With just a few days until the last Peach Drop at Underground Atlanta, and our year in review now complete, it’s time to look ahead to what 2017 has in store for Atlanta.
This year has seen the construction of high-rises across the city and bold proposals for more to come. But come 2017, a range of truly high-profile openings are on tap, with sports venues and the Beltline shining through as the biggest contributors.
On the development front, 2017 is already shaping up to be Atlanta's biggest year since 2014, which saw the debut of Ponce City Market, Avalon, Buckhead Atlanta, a streetcar system, and two downtown museums, among more. One could argue that 2017 will be even bigger.
Mercedes-Benz Stadium is slated to open this summer, following more than two years of construction. Plagued by delays, work on the stadium is finally coming together, but it won’t be done for Atlanta United to kick off their inaugural pro soccer season in the facility in March.

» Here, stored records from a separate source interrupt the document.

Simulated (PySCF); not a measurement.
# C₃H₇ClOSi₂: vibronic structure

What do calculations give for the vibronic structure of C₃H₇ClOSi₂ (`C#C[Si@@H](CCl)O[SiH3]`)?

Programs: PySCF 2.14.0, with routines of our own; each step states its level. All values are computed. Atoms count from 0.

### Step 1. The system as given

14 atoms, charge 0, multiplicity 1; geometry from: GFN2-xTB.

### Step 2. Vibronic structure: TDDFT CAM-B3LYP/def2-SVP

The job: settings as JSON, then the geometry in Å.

Look for the stadium to open its doors sometime in late summer, and you can bet it'll be ready for the Falcons to play some preseason games in the stadium by the end of August, per adamant team officials.
Here’s a look at the progress on the stadium as of October:
Here’s a look at the progress on the stadium as of November:
Back in the city, Georgia State University is taking over the Braves’ old haunts at Turner Field, with plans to turn the stadium and surrounding land into a major sports complex and mixed-use precinct. Before that work gets underway, plans call for the Panthers football team to kick off in the converted stadium next season.
More Beltline, At Last
While past years have brought short new spurts of Atlanta’s sensational multi-use trail, 2017 promises a windfall of new walking, biking, and all-around recreational options.
On the Eastside, work is slated to wrap up on a segment that will connect the trail to Reynoldstown via Wylie Street. Work was announced in 2015 and started this summer, with plans calling for work to be done near the end of 2017!